Not really. You could probably design a mail system around the special hooks in Autoshare and code up special message handling that filtered on content before getting the mail to user mailboxes, but that would be a Very Big Project.


something as simple as no .exe, .scr .pif... because most of the worm traffic i've seen looks like legitimate email (though it's forged headers, which confuses me.. i thought sims caught forged headers most of the time?) - it wouldn't even need to filter based on content, just look at file attachments and their names, and i'd be satisfied.

anyhoo, any help would be greatly appreciated.


SIMS doesn't catch anything in message data, whether it is in the headers or the body of the message. Defining 'forgery' in a way that ANY MTA can catch without catching perfectly legitimate way is not possible, because there is no way to know what addresses are legitimate for a particular source.

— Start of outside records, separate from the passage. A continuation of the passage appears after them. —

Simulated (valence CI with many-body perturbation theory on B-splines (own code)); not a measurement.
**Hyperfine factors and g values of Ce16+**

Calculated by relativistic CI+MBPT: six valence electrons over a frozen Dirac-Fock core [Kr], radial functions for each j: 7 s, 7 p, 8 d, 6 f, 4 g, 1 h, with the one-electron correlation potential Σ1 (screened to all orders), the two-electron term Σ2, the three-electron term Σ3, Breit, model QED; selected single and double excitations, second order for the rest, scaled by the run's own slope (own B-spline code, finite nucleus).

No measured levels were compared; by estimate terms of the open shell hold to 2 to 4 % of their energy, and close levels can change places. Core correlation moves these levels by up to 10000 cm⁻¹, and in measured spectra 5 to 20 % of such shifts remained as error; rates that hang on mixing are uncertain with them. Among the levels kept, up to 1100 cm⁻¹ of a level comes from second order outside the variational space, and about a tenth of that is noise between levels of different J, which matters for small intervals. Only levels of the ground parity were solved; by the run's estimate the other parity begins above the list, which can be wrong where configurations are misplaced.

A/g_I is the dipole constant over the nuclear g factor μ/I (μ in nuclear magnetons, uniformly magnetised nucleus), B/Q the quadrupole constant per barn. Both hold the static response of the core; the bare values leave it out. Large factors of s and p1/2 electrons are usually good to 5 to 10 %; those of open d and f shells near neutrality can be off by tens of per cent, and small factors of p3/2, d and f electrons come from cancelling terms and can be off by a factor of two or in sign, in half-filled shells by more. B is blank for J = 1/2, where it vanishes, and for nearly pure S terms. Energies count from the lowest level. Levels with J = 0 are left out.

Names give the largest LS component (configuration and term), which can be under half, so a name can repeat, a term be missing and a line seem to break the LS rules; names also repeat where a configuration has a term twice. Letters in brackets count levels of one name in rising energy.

I have found that the combination of the CBL (http://cbl.abuseat.org) and my rather extreme local blacklist (http://www.scconsult.com/blacklist.shtml) is catching most of the current flood of Sobig wormmail. It would seem that my tendency to toss big blocks of addresses around open proxy or worm spam sources pays off. That is NOT a suggestion that anyone else use my list in particular, but rather that if you maintain a local blacklist you might get good results from the same sort of approach. The rationale is simple: a machine that sends you spam that makes it appear to be an open proxy or wormmail is most likely a carelessly managed Windows machine in someone's home in the midst of an address block that is essentially all similar systems (aside from the occasional Mac...) whose owners have no reason to ever send directly to any mail server other than their provider's. It's a bit harsh, but playing the odds really does work and if you can accept the fact that you might have to poke holes in those ranges at some point, it is quite workable to assume (for example) that blocks of undifferentiated DSL and cable connections are never going to have anything but worms and proxy spam.